Foxwoods still weighing its casino in MA

foxwoodsMilford, Massachusetts may have voted down Foxwoods’ proposed casino project, but Foxwoods and their partners are still pursuing their options in Massachusetts according to an article in the Milford Daily News.

According to the article the Crossroads Massachusetts LLC partnership remains intact and is exploring other potential sites for a resort casino. Foxwoods CEO Scott Butera told the newspaper, “We are looking for any opportunities,” including Southeastern Massachusetts.

The failed referendum in Milford

Despite a $1 million marketing campaign, and outspending the anti-casino group that formed in the town by a 40-1 margin, Foxwoods lost the town referendum by a 65/35 margin, as Milford residents came out in full force to vote against the project on Tuesday, November 19.

The voter turnout was very high, coming close to presidential year turnout percentages, with a 57% voter turnout –for comparison, the last local election in Milford had about a 10% voter turnout, and presidential elections have been as high as 75%.

Referendum’s failing across the state

From what I have seen in Massachusetts, it would seem that the majority is in favor of casinos; they just don’t want them in their own backyards, considering that Foxwoods isn’t the only potential casino project in the state that has been unable to gain the support of local residents:

* Foxborough never held a referendum, but local elections acted as such in 2012, and a proposed Wynn/Kraft casino across from Foxborough stadium was scrapped.

* The proposed Suffolk Downs Casino was voted down in East Boston –the referendum also included the town of Revere which passed the measure, and Suffolk Downs is now looking to move their entire project to Revere.

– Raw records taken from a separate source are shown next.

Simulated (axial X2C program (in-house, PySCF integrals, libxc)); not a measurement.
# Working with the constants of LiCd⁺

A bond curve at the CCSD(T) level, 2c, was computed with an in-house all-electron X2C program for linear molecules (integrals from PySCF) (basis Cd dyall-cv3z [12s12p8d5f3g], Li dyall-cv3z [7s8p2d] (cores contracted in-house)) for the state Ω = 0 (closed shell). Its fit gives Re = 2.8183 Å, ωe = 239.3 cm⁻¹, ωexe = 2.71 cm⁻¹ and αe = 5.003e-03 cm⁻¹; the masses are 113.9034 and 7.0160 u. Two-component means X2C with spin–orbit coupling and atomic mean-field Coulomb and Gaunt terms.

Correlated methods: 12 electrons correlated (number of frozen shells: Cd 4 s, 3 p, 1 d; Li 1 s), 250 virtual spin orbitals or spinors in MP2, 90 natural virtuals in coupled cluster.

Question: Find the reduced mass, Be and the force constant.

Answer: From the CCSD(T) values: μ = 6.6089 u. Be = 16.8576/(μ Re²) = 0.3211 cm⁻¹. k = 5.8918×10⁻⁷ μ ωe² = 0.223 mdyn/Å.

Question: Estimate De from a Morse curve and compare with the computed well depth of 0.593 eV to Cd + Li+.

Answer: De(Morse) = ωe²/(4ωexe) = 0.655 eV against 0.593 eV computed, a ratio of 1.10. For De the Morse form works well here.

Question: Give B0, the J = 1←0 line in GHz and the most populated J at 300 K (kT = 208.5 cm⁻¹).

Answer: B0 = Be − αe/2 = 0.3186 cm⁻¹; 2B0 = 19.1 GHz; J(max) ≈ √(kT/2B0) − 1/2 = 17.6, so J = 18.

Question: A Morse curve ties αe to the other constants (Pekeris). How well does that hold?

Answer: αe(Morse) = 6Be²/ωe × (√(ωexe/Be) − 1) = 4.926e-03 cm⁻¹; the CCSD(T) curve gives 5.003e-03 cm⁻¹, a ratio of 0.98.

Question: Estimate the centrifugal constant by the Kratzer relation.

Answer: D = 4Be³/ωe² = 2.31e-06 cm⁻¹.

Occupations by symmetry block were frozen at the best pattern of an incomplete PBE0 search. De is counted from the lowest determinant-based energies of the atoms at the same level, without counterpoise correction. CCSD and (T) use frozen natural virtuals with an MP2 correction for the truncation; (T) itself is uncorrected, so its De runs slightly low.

* The proposed Mohegan Sun Casino in Palmer, MA also fell at the ballot box, by a mere 93 votes. Mohegan Sun is now looking towards Revere after Suffolk Downs original partner, The MGM, was deemed unfit by Mass regulators.

The Wynn proposal in Everett was the first and still the only casino proposal to pass the town referendum.

There are still several potential casino sites in Western Massachusetts (in the Springfield area) that have yet to hold referendum votes as well.

The return of David Nunes

One interesting element of the MDN story is David Nunes decision to move forward with Foxwoods as they explore other potential sites, as the two have had a tumultuous relationship thus far.

Colorado developer David Nunes had originally leased the land where the proposed Foxwoods casino would have been built in Milford back in 2009, and when the Massachusetts Gaming Commission started accepting proposals Nunes joined forces with Foxwoods.

Unfortunately, the Nunes/Foxwoods partnership got off to a rocky start, and Nunes walked away from the project (or was forced out depending on who you ask) shortly after Foxwoods was brought on board.

After being stripped of his authority, and ostensibly washing his hands of the project, Nunes returned when the project really started to take shape and it looked like the Milford location was a strong contender for one of Massachusetts licenses. Nunes return occurred around the time that Foxwoods was lobbying Milford’s Board of Selectman (and having a tough go of it), and was perhaps precipitated because of his relationship with town officials.

Potential sites

When the casino law first passed in MA a number of areas were floated as possibilities, and it would seem that the only areas in the general vicinity of Milford that haven’t been explored at this time are Plainville and Marlborough, but both would be long-shots.

According to the Boston Globe, Foxwoods may also be eyeing Fall River as a potential location.

Should they move their project to Fall River, Foxwoods would no longer be competing for the Boston-area license (Massachusetts is divided into three regions and each region will have only one casino) and would instead face an uphill battle against the proposed Wampanoag project in Taunton, although that project is facing its own hurdles.